FDIC warns Lexington bank of unsafe practices

Federal regulators have ordered a Lexington bank to shore up its lending practices and implement better collection procedures after its past-due loans nearly quadrupled over the past year.

The “cease-and-desist” order issued to Bank of the Bluegrass & Trust Co. was finalized July 18 and is the fourth order issued to a Kentucky bank during the past two years.

Bank of the Bluegrass voluntarily made the order public Monday, even though the Federal Deposit Insurance Corporation, which monitors banking practices, has not yet released it.

The order charges that the bank failed to collect proper loan documentation, failed to establish and reinforce loan repayment schedules, and that the board of directors failed to provide adequate supervision and oversight at the bank, which has two locations in Lexington.

The FDIC order does not affect day-to-day operations at the bank, Lexington's seventh-largest by amount of deposits, with $196.8 million, as of June 2007.

The order outlines a series of steps the bank must take to put its financial house in order. It will be under the supervision of the FDIC until state and federal regulators are satisfied the problems are corrected.

Residential loans and all other aspects of business will continue as usual, said Mark Herren, the chief executive officer. The bank has more than $24 million in capital and is not in danger of insolvency, Herren said. The bank has also increased the amount of money it sets aside to cover potential loan losses.

Herren said Monday that a weak real estate market has caused many of the financial woes. According to banking records from March 30, the bank had more than $11 million in loans 30 days past due, up from $3 million a year earlier. Herren and Bill Allen, president of the bank, said the number of past-due loans is now at about $9 million.

Herren said some of the bank's past-due loans were from five midsize builders affected by the the housing market downturn.

The order says that the bank cannot extend additional credit to customers with past-due loans.

Banking regulators were also concerned that the bank's loan portfolio — the type and mix of loans — was not diverse enough. Moreover, the bank was operating with too high of a percentage of bad loans on its books. In March 2008, the bank had approximately 3.4 percent of its loans past due, more than double what banks of similar size have, according to federal banking data.

The bank had been using an outside firm to help it monitor loans, which is not uncommon for banks of similar size. The bank will soon have its own internal loan review officer, Herren said.

The bank also has added staff in its loan division to ensure compliance with all FDIC rules.

“There isn't a problem with the staff we have. We've just needed to add more people,” Herren said. The FDIC has not alleged any criminal wrongdoing on the part of the Bank of the Bluegrass staff, Herren said.

It is the policy of the FDIC not to comment on specifics of a bank's cease-and-desist order.

The FDIC order calls for the bank to change certain policies, including beefing up its conflict of interest policy. The policy should require that any bank officer or bank director disclose any relationship with any loan applicant, the order says. Herren said that in one instance a loan officer was involved in a loan that went to a business partner. The bank opted to move the loan to a different officer.

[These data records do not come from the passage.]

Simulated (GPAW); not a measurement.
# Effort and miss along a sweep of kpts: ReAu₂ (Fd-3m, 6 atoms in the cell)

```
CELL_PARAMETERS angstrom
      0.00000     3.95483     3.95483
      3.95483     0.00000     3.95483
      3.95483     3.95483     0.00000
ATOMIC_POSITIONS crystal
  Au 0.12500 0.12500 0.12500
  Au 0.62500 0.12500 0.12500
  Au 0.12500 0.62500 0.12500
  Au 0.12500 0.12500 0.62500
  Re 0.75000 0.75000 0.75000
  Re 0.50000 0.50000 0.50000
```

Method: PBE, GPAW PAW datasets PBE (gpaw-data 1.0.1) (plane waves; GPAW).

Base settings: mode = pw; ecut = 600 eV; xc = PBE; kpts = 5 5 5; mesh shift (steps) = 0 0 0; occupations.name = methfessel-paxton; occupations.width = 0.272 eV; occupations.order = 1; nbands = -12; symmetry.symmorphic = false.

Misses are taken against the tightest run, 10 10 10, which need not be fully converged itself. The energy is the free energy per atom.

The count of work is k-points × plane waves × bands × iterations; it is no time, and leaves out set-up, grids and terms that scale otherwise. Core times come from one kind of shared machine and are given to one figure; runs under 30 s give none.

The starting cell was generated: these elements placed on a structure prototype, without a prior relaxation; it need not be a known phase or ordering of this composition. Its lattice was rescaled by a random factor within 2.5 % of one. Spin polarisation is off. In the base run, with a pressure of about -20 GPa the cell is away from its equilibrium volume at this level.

Federal regulators wanted the board to be more involved, meet more often and have more oversight over major loans, and the board has agreed, Herren said.

Allen said the bank has already changed all of the policies challenged by regulators. The additional loan staff members have already been hired or will start soon, he said.

The bank employs 63 people and has two locations, one on High Street and a second on Southland Drive.

Bank of the Bluegrass grew out of an appliance business started by Charles Jett Sr. in 1933. Jett began lending customers money so they could buy appliances on a payment schedule. In 1972, the company was granted a commercial bank charter and the name was changed to Bank of the Bluegrass.

“We're going to be here for another 36 years,” Herren said on Monday. “We will not sell the bank.”